Use These Easy Ways to Decorate Your Home for Halloween

Halloween will be here before we know it – and it’s always fun to put up some decorations to make the house look spooky. Decorating your home for Halloween can be a really good time, and it doesn’t have to cost an arm and a leg. 

October is the perfect time for decorating outdoors, too. It’s not too cold, but it’s not hot either. The leaves are falling and the nights are getting longer. Think about creating a fun and unique holiday display that you and your neighbors can enjoy. 

Dig Some Graves

It’s easy to put in a small graveyard for the holiday. Grab some essential elements of Halloween decor like skulls, bones, and scary jack o’lanterns. You can probably get a good price on things like skulls at the local dollar store. You can build your own fake tombstones out of floral styrofoam, or any styrofoam you can buy in sheets. Carve your own jack o’lanterns to put in between or on the “graves.” You can even go all out and buy some fake Halloween crows to perch atop your tombstones, or a rubber arm to reach out of the soil.

Give the Trees Eyes

You can make anything creepy by giving it a pair of eyes, and luckily it’s not hard to come up with a fake pair of eyes suitable for a small tree or shrub. Buy a pair of the plastic pumpkins they sell in dollar stores – the kind kids take trick-or-treating to collect candy. Cover the round base of the pumpkins with aluminum foil, then paint the rest white with white spray paint. 

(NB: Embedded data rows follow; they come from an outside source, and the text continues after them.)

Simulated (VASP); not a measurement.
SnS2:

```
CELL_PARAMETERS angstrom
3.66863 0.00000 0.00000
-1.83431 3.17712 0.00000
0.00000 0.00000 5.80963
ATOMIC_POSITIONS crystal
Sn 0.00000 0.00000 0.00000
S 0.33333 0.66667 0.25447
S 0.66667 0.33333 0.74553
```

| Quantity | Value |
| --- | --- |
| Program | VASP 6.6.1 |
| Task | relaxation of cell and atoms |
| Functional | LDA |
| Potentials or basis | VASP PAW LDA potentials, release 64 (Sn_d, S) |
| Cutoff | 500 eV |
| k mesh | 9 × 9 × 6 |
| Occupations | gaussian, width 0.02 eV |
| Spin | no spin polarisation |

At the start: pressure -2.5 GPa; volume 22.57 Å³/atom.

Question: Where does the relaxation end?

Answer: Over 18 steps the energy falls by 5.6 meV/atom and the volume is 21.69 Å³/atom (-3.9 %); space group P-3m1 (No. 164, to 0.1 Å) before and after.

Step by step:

The unpainted bottom of the bucket will be the iris of the eyes. Paint a black circle in the middle for the pupil, and add some red veins to make the eyes look bloodshot. Place them in the branches of a bush or tree not too far apart.

Get Goulish with Glass Jars

Pumpkins aren’t the only things you can use to make a jack o’lantern. In fact, in the old days, people used turnips or beets as jack o’lanternsand they were probably scarier

If you want to light up your porch, walkways, or other outdoor areas with lanterns but don’t want to carve a bunch of pumpkins, make spooky luminaries instead. Grab some old glass jars, paint them orange or yellow or white, or whatever color you like, and paint faces on them. Add candles or another light source.

Stuff Some Ghosts

You don’t need to spend money on those jack o’lantern trash bags for your leaves. Take your plain white trash bags and draw big, spooky ghost faces on them with a black magic marker. Then stuff them with leaves and arrange them around the yard. 

Weave a Wreath

Wreaths aren’t just for Christmas anymore. Halloween wreaths are cool and creepy and, as an added plus, might keep people from knocking on your door.

You can get creative and make a Halloween wreath with anything. Add a skeletal hand to turn a regular, green Christmas wreath into something a little more sinister. Buy a branch or grapevine wreath form and a bunch of rubber snakes – weave the snakes into and around the wreath to make a truly discomfiting display. Or, hot glue styrofoam balls of various sizes and plastic spiders to the wreath – finish off the look by stretching some fake spider web over everything. 

Welcome the Spiders

There’s so much you can do with Halloween spiders. Stuff a pair of white tights with a baseball in each foot, and then glue plastic spiders all over the outside of the giant “egg sacs.” Hang the tights from a tree, and overhang, a porch railing, or a fence.  Stretch fake cobwebs across your porch and shrubs, and adorn them with big, black plastic spiders. Make a cobweb wreath by stretching fake cobweb over an embroidery hoop and putting some spiders in it. You can even hang spider-shaped LED Halloween lights around your porch railing.

Decorating for Halloween doesn’t have to be expensive or time-consuming – although the more you put into it, the more you get out of it. You can buy a few nice pieces of Halloween decor online or in your favorite craft shop, and DIY a lot of the rest. Make big, veiny eyes for your shrubs or make a creepy wreath for your front door. You may not have a huge budget, but your only limit is your creativity.